Whether served at a bridal shower or Sunday brunch, melted in a sandwich or fried as an appetizer, pimiento cheese is always a hit. We’ll show you how to master the iconic mix at home and shed some light on it’s rise to fame.
- Dress it up or down, but be sure to use freshly shredded cheese. Trust us. That pre-shredded stuff just doesn’t cut it. It might seem like a time-saver, but the tiny little cheese pieces are coated in an anticaking agent to keep them from sticking together. This isn’t a problem if you’re making a quesadilla or tacos. But when it comes to making pimiento cheese, the anticaking agent on the pre-shredded stuff prevents you from creating the perfect pimiento cheese texture—and texture is everything.
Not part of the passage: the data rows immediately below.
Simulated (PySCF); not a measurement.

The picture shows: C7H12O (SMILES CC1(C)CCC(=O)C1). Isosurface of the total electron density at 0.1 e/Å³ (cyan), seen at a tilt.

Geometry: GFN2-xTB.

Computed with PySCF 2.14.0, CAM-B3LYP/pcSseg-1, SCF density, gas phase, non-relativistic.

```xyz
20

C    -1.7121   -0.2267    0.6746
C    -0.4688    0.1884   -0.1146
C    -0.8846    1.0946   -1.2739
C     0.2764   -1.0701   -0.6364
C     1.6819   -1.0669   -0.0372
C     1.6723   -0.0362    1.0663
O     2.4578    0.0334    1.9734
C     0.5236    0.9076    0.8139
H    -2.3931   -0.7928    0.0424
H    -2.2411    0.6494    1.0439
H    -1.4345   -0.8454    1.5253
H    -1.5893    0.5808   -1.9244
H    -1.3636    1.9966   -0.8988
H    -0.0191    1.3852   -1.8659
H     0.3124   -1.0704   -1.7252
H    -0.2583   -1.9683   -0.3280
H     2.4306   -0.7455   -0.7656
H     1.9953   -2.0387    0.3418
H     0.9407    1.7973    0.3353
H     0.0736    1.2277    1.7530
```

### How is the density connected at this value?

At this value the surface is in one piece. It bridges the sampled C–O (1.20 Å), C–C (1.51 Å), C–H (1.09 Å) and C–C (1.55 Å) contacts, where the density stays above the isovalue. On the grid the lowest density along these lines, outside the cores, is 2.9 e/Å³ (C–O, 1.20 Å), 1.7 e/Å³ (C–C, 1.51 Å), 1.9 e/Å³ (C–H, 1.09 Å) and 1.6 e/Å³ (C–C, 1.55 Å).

- Use both sides of the box grater. For classic Southern style, shred half the cheese using the largest holes on a box grater and the other half with the finest holes. Our favorite is the OXO Box Grater from Crate and Barrel.
- Easy does it. Add the cheese gradually to the mayo mixture and gently stir while adding to prevent clumps from forming.
- High-quality ingredients are key. Make sure to use high-quality mayonnaise, such as Hellmann’s or Duke’s. It will make a difference in both flavor and texture.
Spelled pimiento or pimento (both correct), this cheese concoction is as essential to our Southern identity as sweet tea. A cookbook containing one true recipe, let alone the many regional variations such as adding paprika or jalapeño peppers, is almost impossible to find; favorite recipes survive by way of oral tradition. Therefore, the popularity of this unique spread remains largely confined to the states below the Mason-Dixon Line, where it assumes its place as a Southern staple. Food Senior Writer, Donna Florio, says “Pimiento Cheese is possibly the most distinctive Southern dish. You might find barbecue or grits in other places, but if there’s pimiento cheese on the menu, you know there’s a Southerner in the kitchen.”